The pursuer, however, maintains, as I have said, that Mr Baird did not explain to her that in purchasing the property on the footing she did she undertook personal liability for the bonds. Mr Baird says that he did.
Now it is the evidence of both the pursuer and Mr Baird that the latter read over and explained to the pursuer the deeds which she signed. These were (1) the second bond for £220 granted by the pursuer to Mr Baird, and (2) the disposition by the seller in favour of the pursuer which contained, in gremio, a clause, conform to section 47 of the Conveyancing Act of 1874, whereby the pursuer undertook personal liability under the first bond for £1080. Now as Mr Baird was acting in perfect good faith it seems to me quite clear that his motive in reading over and explaining the deeds must have been, as he says, that the pursuer might understand clearly what she was doing. The pursuer did not ask him for any additional explanations, and she appeared to him to fully understand the purport of the transactions. If she did not, I do not think that was his fault. It may perhaps be that the pursuer being convinced in her own mind that Mr Baird was doing his best for her lent an inattentive ear to the terms of the deeds and his explanations, while appearing to be quite satisfied and asking no questions. I cannot, however, think that Mr Baird can be responsible for this, if he gave such explanations as were calculated to inform the mind of any intelligent person paying the attention to them which he was entitled to expect would be given. He depones that he was satisfied that the pursuer understood what she was doing. And I believe that he is speaking the truth.
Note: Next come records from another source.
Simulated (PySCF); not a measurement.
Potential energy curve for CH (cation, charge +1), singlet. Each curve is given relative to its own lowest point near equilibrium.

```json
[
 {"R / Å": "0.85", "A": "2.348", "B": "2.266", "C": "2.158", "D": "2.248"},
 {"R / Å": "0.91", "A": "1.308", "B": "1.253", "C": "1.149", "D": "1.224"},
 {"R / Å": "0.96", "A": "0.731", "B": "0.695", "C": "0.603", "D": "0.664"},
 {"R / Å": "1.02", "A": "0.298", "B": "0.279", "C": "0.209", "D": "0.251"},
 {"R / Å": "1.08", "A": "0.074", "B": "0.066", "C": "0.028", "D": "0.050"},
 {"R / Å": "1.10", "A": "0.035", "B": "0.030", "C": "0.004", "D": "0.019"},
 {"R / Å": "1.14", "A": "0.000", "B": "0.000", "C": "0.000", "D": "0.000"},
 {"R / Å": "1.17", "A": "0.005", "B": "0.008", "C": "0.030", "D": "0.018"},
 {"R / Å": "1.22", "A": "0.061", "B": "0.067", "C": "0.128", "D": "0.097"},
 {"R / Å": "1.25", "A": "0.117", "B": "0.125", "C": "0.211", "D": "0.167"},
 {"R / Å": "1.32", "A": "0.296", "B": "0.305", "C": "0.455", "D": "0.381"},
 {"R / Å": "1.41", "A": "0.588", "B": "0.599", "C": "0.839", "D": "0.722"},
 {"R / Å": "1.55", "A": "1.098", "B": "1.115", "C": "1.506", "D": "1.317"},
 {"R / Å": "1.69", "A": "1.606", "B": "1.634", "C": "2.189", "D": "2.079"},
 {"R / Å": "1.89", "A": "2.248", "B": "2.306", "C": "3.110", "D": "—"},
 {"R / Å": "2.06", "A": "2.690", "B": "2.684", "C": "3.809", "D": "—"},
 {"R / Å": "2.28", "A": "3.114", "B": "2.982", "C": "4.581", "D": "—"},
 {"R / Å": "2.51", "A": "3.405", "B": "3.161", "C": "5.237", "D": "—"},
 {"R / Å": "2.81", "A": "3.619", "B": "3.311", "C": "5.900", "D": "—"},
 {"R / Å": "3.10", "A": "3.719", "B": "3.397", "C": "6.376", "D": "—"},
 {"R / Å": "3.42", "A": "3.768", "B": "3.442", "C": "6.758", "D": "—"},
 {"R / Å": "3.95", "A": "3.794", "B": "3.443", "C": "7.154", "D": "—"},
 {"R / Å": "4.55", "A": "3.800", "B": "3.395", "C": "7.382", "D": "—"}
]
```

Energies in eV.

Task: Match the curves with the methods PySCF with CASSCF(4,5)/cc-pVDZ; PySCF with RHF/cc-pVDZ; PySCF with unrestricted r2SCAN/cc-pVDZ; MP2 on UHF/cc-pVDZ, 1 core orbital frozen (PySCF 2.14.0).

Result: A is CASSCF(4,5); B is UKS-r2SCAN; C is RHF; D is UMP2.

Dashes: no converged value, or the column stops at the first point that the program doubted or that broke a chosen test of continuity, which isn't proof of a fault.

On the whole matter I am of opinion that the pursuer has not shown that the defender Mr Baird was guilty of any breach of professional duty towards her in connection with her investment, which has proved unfortunate through causes for which he is not responsible, and that accordingly the defenders are entitled to absolvitor.”
The pursuer reclaimed, and argued—On the evidence it was the defender and not the pursuer who selected the investment, but where a client relied on an agent to select an investment for him, the agent was bound to exercise reasonable care that the investment was a safe and proper one. If the law agent held himself out as competent to advise as to investments, he had the liabilities of a trustee. The defender in the present case had not exercised reasonable care and was in fault in not pointing out the disadvantages of the security which he ought to have been aware of, and which his client could not be expected to know— Rae v. Meek, July 19, 1888, 15 R. 1033, 25 S.L.R. 737, August 8, 1889, 16 R. (H.L.) 31, per Lord Shand, at pp. 1051–1052, on the liabilities of law agents, 27 S.L.R. 8; Oastler v. Dill, Smillie, & Wilson, October 29, 1886, 14 R. 12, 24 S.L.R. 18; Cleland v. Brownlie, Watson, & Beckett, November 30, 1892, 20 R. 152, 30 S.L.R. 149.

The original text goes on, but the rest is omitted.